God waited for three days to create the Sun.
God waited for three days to create the Sun.

The Hebrew calendar counts years from the time the world was created. In 2012, the world turned 5,773 years old. This number flies in the face of physics, which dates the Earth at approximately 4.5 billion years old and the universe, 10 billion years older. Is the youthful Earth something that Judaism takes seriously? Jewish beliefs about the origin of the world are confusing and often contradictory, making it impossible to pin down a definitive Jewish belief about creation.

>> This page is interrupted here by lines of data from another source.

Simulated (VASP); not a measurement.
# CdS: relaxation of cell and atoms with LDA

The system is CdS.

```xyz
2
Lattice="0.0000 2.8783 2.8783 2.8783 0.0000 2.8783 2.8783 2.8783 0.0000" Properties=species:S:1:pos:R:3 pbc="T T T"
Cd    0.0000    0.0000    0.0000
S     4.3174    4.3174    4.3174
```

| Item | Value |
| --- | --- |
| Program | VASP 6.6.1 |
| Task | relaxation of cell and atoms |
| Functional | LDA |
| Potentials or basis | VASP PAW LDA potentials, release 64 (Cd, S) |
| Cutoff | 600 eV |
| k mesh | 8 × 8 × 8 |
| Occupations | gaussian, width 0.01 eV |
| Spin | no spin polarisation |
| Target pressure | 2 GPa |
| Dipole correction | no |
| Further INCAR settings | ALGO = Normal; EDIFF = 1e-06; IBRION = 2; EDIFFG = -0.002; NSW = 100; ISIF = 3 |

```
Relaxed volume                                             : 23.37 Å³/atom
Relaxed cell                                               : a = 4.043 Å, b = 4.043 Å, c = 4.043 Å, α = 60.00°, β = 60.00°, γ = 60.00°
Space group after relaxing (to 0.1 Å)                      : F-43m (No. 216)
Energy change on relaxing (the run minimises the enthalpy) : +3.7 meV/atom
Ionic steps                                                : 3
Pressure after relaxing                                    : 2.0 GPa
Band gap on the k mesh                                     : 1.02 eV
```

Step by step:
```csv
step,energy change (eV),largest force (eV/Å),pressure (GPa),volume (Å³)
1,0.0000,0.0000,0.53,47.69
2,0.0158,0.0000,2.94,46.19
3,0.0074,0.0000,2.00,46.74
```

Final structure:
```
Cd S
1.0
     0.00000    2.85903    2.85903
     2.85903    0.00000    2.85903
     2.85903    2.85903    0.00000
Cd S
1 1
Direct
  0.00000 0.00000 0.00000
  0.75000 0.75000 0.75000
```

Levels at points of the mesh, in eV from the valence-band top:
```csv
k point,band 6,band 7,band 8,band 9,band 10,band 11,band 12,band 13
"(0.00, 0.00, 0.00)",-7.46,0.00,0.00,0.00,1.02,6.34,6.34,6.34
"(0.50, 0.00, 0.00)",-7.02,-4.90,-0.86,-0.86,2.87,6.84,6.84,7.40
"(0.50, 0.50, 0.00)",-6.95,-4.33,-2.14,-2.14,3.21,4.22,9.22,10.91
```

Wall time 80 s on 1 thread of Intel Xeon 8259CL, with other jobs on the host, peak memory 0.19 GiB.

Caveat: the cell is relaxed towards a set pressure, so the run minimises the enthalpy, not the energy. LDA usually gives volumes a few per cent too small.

Not One Creation Story, But Two

The Torah offers back-to-back accounts of the origin of the world which contradict each other. In the first, God creates the world in six days, finishing by making man in his own image. He rests on day seven. In the second, the world is created in one day. The first man is formed from mud, woman from his rib. Rabbis have argued over this conundrum for centuries. Medieval Rabbi Rashi reconciled the two stories by saying that the Torah is not chronological, and that the two stories were really one. Another classical rabbi, Maimonides, asserted that the Torah wasn’t meant to be taken literally, but interpreted in accordance with science.

A Proliferation of Creation Stories

God created Eve in the second Biblical creation story.
God created Eve in the second Biblical creation story.

Over the years, rabbis wrote their own interpretations of how the world was created. They debated the question of whether anything was created before the world. The Torah itself was created before the world existed, some said. Because nothing material existed, God wrote the book in white fire. Other rabbis held that God created the world out of nothing and that not even the Torah pre-existed the world. The Midrash, a collection of stories meant to explain points of the Torah, held the view that God created the world from a combination of fire and water. That was in one tale. In another, God wore a garment of light as he created the world from snow gathered beneath his throne.

Other Puzzles in Jewish Creation Beliefs

The most glaring paradox is God's creation of light. God’s first act on the first day is to create light. But God does not create the sun and stars until the fourth day. So where does the light come from? One rabbinical explanation: the original light was a special kind of light. God kept it hidden from the corruption of the world. Then there is the problem of God’s name. In the two creation stories, God has two different names. While rabbis have explained the second as a “completion” of the first, Biblical historians think that the discrepancy is one of many indications that the Torah is not the work of one author but many, whose writings were compiled into one book.

Jewish Belief and “Creationism”

“Creationism” is the belief that modern science has it all wrong. The Bible tells the true story of creation. Without a single Jewish doctrine on what the Bible actually says, creationism is uncommon among Jews. Some ultra-Orthodox Jews reject scientific explanations, sticking to the belief that the Torah explains it all, though they argue over what that explanation is. But even some Jewish thinkers who reject creationism endeavor to reconcile the Bible and science. They finesse the Biblical timeline to fit a scientific chronology. God’s time moves far more slowly than Earth time. The seven “days” of creation are actually 15 billion Earth years. Then there is Maimonides' view, popular with Jewish thinkers today: The Bible is allegory, not fact. The Torah is full of truth, but not scientific fact. Its truth is spiritual.